Run these through your form or API and check both the stored value in the database and the rendered output. The stored value should contain the safe, sanitized form. The output should be HTML-entity-encoded where appropriate.

For SQL-level injection testing alongside XSS checks, the SQL injection audit guide covers the complementary grep-based approach for database queries. Covering both the output context (XSS) and the query context (SQLi) closes the two most common injection attack surfaces in WordPress plugins.


XSS in the Wild: Common Plugin Vulnerability Patterns

Understanding where XSS vulnerabilities actually appear in WordPress plugins tells you where to audit first. The Wordfence vulnerability database shows recurring shapes that appear across hundreds of plugins. Knowing these helps you spot them in code review before attackers find them in the wild.

Reflected XSS Through Search Parameters

Plugins that build search results pages frequently take a search term from a URL parameter and output it back to the page without escaping. The shape: user searches for something, the plugin displays “Results for: [search term]”, and the search term goes directly into the HTML. An attacker crafts a URL with a script tag as the search term and shares the link. Anyone who clicks it runs the script in their browser under the site’s origin.

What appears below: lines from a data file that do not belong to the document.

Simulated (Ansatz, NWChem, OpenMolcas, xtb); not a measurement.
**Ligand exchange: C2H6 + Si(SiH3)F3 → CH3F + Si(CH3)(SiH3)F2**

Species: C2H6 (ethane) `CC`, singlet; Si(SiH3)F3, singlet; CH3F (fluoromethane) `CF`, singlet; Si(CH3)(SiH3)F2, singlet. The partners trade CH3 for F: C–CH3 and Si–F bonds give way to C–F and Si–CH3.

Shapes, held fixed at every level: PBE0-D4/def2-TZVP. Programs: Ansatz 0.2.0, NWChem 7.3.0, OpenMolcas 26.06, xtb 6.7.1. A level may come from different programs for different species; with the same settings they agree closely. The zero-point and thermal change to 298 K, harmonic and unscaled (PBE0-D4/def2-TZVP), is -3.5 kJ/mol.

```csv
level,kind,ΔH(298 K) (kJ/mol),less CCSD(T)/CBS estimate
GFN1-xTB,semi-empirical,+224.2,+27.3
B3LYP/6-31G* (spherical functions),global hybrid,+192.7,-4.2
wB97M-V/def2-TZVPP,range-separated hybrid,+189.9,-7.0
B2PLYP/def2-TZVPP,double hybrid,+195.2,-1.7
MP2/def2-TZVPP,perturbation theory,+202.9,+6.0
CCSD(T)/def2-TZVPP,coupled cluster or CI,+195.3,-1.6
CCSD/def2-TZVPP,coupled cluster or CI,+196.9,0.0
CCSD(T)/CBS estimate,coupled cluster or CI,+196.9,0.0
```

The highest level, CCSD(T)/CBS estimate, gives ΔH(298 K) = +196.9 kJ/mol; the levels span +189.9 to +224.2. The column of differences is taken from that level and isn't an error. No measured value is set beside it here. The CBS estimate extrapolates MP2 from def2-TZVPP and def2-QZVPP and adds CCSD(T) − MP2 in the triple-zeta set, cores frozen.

The fix is a single call to esc_html() around the output. The vulnerability exists because the developer assumed the search term would only ever be a normal text string, never executable code. This assumption is always wrong in a web context.

Stored XSS Through Custom Fields

Plugins that accept HTML in custom field values and then output those fields in templates without escaping store the XSS payload for later. The attacker submits a custom field value containing a script tag through a form that accepts HTML input. Every visitor to the affected post or page then executes the stored script.

The fix requires both sanitization on storage and escaping on output. For custom fields that should accept plain text only, sanitize_text_field() on save and esc_html() on output. For fields that accept limited HTML, wp_kses() with an explicit allowlist on save, and wp_kses() or wp_kses_post() on output.

DOM-Based XSS Through JavaScript

DOM-based XSS occurs entirely in the browser. The server sends a safe page, but client-side JavaScript reads a value from a URL fragment, query parameter, or cookie and writes it to the DOM without sanitization. PHP-level escaping does not help here because the vulnerability is in the JavaScript, not the PHP template.

The defense is to avoid innerHTML, document.write(), and eval() when writing URL-derived values to the page. Use textContent instead of innerHTML when you only need to display text. When you need to allow some HTML in client-side output, use a client-side sanitization library like DOMPurify.


Escaping Translated Strings

Translated strings require the same escaping as any other value. WordPress provides combined functions that translate and escape in one call.

  • esc_html_e() – translates and echoes with HTML escaping
  • esc_html__() – translates and returns with HTML escaping
  • esc_attr_e() – translates and echoes with attribute escaping
  • esc_attr__() – translates and returns with attribute escaping

Using esc_html_e() instead of _e() is the right default for any translation that goes into an HTML text node. The combined function removes a step where escaping could be accidentally omitted.


Integrating Escaping Checks into Code Review

The most reliable way to catch missing escaping is to make it a code review checklist item rather than a post-deployment audit. A minimal escaping checklist for every PR that touches template files:

  • Every echo statement outputs through an escaping function. The function name matches the output context (html, attr, url, js, textarea).
  • Every translated string output through _e() has been replaced with esc_html_e(), esc_attr_e(), or the appropriate combined function.
  • No raw innerHTML assignments or document.write() calls receive URL-derived values.
  • All custom field values used in templates are passed through the right escaping function for their output context.
  • REST API endpoint output that renders HTML uses wp_kses_post() or the custom allowlist appropriate for that endpoint’s content type.

Running the grep audit for missing escaping (covered earlier in this guide) as part of CI gives automated coverage for the most obvious cases. Manual review catches the edge cases – values that went through sanitize functions and seem safe but end up in a context that still requires escaping.


Apply the Pattern Consistently

The checklist for any template file: every echo outputs through an escaping function matched to its context. Every form submission sanitizes before storing. Every AJAX handler verifies a nonce and checks capabilities before processing. Once that discipline is consistent across a plugin or theme, the surface area for XSS is close to zero.